Lotus Exige 270E Tri-fuel Concept Preview – 2008 Geneva Auto Show: The sports car is dead. Long live the sports car. With cries from every corner that the newly enacted government fuel economy standards spell the end of performance cars, it would be easy to sink into a resigned-to-our-fate stupor. Leave that for those who believe the sky is falling, because we’re here to tell you about a sports car that runs on any combination of three fuels, gasoline, bioethanol and methanol. Lotus, whose sports car cred is unquestionable, has taken its two-seat coupe, the Exige, and set it up to burn a trio of combustibles. The Exige 270E Tri-fuel is a concept car/demonstrator for the company’s project to create the technology needed for the “transition from today’s fuels to the sustainable, synthetic fuels of the future.”
The cool part for those of a performance bent is that the 270E is faster than any other road version of the Exige, capable of a top speed of 158 mph and a 0 to 60 mph in 3.88 seconds. The turbocharged engine produces 270 horsepower. So much for the death of performance cars.
Whenever a developing fuel/energy technology is up for discussion, one of the very first questions is, “How will people get it?” Lotus is looking toward a synthetic methanol produced from CO2 taken from the atmosphere and combined with hydrogen. The fuel would use similar engines and it can be stored, transported and sold like gasoline and diesel fuel are now. While the company says the technology to use such a fuel will be available in four to five years, there’s the catch of the supply infrastructure being 15 to 20 years away.
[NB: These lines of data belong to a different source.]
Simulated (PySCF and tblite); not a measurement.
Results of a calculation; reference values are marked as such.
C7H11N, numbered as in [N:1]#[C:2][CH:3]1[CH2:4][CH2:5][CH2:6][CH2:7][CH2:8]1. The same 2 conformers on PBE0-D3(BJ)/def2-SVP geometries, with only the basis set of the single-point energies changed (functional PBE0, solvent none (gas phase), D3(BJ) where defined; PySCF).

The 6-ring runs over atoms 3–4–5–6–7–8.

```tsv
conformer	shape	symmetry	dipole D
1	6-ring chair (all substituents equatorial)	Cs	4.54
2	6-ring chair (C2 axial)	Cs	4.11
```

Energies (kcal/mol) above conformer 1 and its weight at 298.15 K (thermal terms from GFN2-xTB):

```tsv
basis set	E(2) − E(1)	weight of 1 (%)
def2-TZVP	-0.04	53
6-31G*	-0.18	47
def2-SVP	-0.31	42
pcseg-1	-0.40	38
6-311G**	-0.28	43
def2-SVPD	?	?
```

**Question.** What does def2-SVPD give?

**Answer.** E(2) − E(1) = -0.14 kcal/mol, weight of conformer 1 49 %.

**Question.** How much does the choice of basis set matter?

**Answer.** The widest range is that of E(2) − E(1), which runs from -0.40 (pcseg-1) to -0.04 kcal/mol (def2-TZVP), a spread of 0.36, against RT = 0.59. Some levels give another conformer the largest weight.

Lotus Exige 270E Tri-fuel Concept – Under the Hood
The Tri-fuel uses the same 1.8-liter, four-cylinder engine as the regular Exige. The Toyota-sourced engine uses an intercooled supercharger and variable-valve time and lift to produce 270 horsepower and 184 lb.-ft. of torque. That’s an increase of 51 horsepower and 25 lb.-ft. of torque over the same basic engine found in the production Exige S.
The rest of the Exige remains unchanged, utilizing an epoxy-bonded aluminum frame with composite fiberglass body panels, independent suspension, four-wheel antilock disc brakes, rack-and-pinion steering and six-speed manual gearbox.